The site is running on a single Windows Server 2012 R2 Azure VM with SQL Server 2014 SP1. While confluence’s native database is Postgres, it can work on SQL Server. However over time we found out some optimisations are required.

For a while, we had performance issues with the site that often over time, ended up with either the site hanging or crashing.

After some internal investigations and tickets with Atlassian, there are some optimisations I can suggest if you are encountering similar issues:

Set the database to simple recovery model

After just over a year of use and less than 100 users, the log file for the database was 6GB! This is exceptionally large and made backups and restores very time consuming.

  • Open SQL Server Management Studio
  • Select the Confluence database, right click and select Properties
  • Select Options and then set the Recovery Model to Simple.

(Don’t forget to shrink your database files afterwards!)

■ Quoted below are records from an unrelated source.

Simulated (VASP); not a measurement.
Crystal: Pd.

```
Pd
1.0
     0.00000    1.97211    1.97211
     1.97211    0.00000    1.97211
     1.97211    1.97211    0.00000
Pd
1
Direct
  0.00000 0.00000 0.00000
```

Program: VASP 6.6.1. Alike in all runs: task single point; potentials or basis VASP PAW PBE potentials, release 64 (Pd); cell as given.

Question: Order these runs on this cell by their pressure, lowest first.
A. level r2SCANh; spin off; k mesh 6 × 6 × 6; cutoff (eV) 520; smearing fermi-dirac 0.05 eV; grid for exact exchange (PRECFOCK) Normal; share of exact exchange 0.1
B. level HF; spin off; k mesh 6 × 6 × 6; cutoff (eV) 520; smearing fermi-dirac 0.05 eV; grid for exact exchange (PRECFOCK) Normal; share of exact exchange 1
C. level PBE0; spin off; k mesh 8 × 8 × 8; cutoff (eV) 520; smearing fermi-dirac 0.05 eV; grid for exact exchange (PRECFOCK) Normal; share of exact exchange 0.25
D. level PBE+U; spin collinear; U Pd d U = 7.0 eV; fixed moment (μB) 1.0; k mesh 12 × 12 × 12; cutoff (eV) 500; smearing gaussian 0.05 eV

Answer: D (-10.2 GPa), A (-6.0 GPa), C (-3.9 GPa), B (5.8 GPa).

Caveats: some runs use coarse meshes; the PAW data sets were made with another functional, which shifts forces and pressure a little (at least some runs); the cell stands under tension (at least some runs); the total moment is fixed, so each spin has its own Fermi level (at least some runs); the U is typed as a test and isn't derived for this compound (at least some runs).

Increase the number of database connections

Looking at memory stack traces when performance was slow, we were able to determine that most of the thread bottlenecks were caused by multiple threads waiting for a database connection. It appears the default setting is just not enough.

In the file called confluence.cfg.xml located in the root of the Confluence Application Data folder.

There is a line defined as

<property name="hibernate.c3p0.max_size">30</property>

This defaults to 30, but it should be set to 90 or more. By setting it higher, we have noticed small performance increases and less bottlenecks.